How ‘Saffron Terror’ Was Coined: A Rundown of 2008 Malegaon Blasts
A brief timeline of what led to the blasts.
(This story was first published on 5 June, 2018. It has been reposted from The Quint's archives to mark the anniversary of the 2008 Malegaon blasts.)
The 2008 Malegaon blasts ensured that “saffron terror” would be added to the Indian political lexicon. While there was quite a political furore over the naming of former ABVP and RSS functionaries in the chargesheet, it was all but ignored that a serving Army officer, namely, Lieutenant Colonel Shrikant Prasad Purohit, had also been allegedly involved. Two bomb blasts took place, almost simultaneously, in Maharashtra and Gujarat, on 29 September 2008.

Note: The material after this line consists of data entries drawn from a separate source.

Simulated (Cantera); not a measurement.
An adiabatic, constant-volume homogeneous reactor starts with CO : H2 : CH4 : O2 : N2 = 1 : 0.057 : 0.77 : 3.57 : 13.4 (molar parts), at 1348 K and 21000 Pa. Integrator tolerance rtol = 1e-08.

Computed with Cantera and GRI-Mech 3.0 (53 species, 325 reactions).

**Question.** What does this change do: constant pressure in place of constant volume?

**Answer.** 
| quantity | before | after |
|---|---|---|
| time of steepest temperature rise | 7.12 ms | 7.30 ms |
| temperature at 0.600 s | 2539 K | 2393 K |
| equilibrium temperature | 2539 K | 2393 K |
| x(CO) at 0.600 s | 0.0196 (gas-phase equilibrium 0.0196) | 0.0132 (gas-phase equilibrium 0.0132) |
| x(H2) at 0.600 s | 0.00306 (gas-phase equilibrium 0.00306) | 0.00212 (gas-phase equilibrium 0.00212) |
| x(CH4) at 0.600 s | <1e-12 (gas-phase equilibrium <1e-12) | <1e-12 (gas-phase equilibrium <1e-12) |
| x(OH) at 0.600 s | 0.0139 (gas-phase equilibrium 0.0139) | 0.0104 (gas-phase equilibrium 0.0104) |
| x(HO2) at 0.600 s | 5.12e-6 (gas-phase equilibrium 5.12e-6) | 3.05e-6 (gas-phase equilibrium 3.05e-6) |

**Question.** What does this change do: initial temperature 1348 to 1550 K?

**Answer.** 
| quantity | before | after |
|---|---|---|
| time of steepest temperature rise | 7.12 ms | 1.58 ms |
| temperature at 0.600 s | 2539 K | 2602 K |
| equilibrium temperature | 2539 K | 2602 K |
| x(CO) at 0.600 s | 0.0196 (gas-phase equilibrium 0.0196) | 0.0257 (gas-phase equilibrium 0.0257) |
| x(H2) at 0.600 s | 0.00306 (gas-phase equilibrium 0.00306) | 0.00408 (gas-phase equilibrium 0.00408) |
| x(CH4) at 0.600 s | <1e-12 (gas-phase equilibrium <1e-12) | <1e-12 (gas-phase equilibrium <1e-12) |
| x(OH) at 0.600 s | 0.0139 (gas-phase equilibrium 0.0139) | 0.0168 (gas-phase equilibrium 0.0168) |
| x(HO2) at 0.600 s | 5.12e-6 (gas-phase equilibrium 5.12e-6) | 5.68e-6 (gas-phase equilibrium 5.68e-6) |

In the former state, two low intensity bombs were fitted on a Hero Honda motorcycle and rigged to detonate in Malegaon. The bombs exploded, killing four people and injuring 79 others in Malegaon, a city in Maharashtra’s Nashik district. Another blast was triggered in Modasa, Gujarat, where a 15-year-old boy lost his life. The blasts occurred on the eve of Navratri.
The Maharashtra Anti-Terrorism Squad (ATS) began an investigation into the Malegaon blast, led by then ATS Chief Hemant Karkare, who was later killed in the 26/11 Mumbai terror strike. The ATS got its first breakthrough in the case by tracing the owner of the motorcycle used in the blast. The links from the owner of the motorcycle led to the arrest of three accused on 24 October 2008. The ATS arrested Sadhvi Pragya Singh Thakur, Shiv Narayan Gopal Singh Kalsanghra, and Shyam Bhawarlal Sahu.
The investigation also found links to Hindu extremist groups like the Abhinav Bharat, Rastriya Jagran Manch, Sharda Sarvagya Peeth, and the Hindu Rashtra Sena. All of the accused arrested or named in the chargesheet belonged to either of these organisations. The ATS probe also found links to these groups with respect to the 2006 Malegaon bomb blast, the Ajmer Dargah blast, the Mecca Masjid and the Samjhauta Train blast. This led to the prosecution filing charges under the Maharashtra Control of Organized Crime Act (MCOCA), which necessitates that the court should take cognizance of two former chargesheets against one or more of the accused.
By the time the ATS arrested Lt Col Prasad Shrikant Purohit, a serving Army officer on 4 November, 2008 for his alleged involvement in the blasts, the case had been heavily politicised – the BJP and the Shiv Sena accused the Congress of ‘using’ the ATS for its own political motives.